Mali gets serious about home-grown science

afrol News / SciDev.Net, 1 June - Mali has developed a ten-year plan to encourage and finance agricultural research and development. The Bamako government plans to raise most funds locally to finance the ambitious research scheme.

The plan, announced last week, aims to provide a coherent policy for scientific research in the country, says Adama Traoré, executive secretary of the National Council for Research in Agriculture (CNRA), the organisation coordinating the plan.

The plan will bring together civil society, the private sector and farmers to develop ideas for future agriculture research. Government ministries such as agriculture, health, environment, technology and finance are working to form committees to push the research agenda forward.

National agriculture institutions such as the Central Veterinary Laboratory and the Rural Economy Institute will liaise on research projects.

To address the research skills shortage and the problem of brain drain, the University of Mali has announced it will introduce a new agricultural research curriculum to recruit and train new scientists.

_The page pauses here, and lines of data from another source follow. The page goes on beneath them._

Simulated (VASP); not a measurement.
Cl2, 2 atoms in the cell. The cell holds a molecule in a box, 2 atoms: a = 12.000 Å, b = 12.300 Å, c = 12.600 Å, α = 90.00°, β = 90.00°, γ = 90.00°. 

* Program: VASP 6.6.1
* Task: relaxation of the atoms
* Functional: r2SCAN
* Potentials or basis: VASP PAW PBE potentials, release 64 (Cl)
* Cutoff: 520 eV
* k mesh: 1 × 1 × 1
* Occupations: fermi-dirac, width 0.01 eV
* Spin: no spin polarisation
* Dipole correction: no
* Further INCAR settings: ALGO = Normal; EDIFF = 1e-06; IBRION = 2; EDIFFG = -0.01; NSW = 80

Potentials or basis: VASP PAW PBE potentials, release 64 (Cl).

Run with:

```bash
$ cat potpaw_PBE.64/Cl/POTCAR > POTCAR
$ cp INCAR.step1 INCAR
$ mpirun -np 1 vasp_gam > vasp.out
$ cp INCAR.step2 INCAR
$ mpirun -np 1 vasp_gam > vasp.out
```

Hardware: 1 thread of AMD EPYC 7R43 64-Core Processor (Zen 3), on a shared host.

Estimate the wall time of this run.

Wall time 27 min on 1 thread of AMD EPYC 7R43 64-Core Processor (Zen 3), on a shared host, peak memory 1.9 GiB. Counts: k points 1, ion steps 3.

The government is to provide 30 percent of the US$ 61 million budget for the first three years. The local private sector and farmer associations will make up the remaining 60 and 10 percent respectively.

Mr Traoré told the science media 'SciDev.Net' that by raising money locally, the plan will help decrease dependence on foreign donor money. At present almost 60 percent of agricultural development in Mali depends on foreign assistance.

A trial programme, in which the cotton seed sector contributed around US$ 600,000 to agricultural development, has already been a success, says Mr Traoré, and the CNRA wants to extend the programme to sectors such as rice and livestock production.

Ever since the introduction of democracy in Mali and the government's new policy of funding research, research and development have been high on the country's agenda, says Modibo Haidara, director general of the National Centre for Research in Science and Technology.

This has encouraged local scientists to begin undertaking research projects in different fields, he said. The centre has begun its own programme to promote science, Mr Haidara says, by introducing annual innovation competitions in secondary schools and research institutions.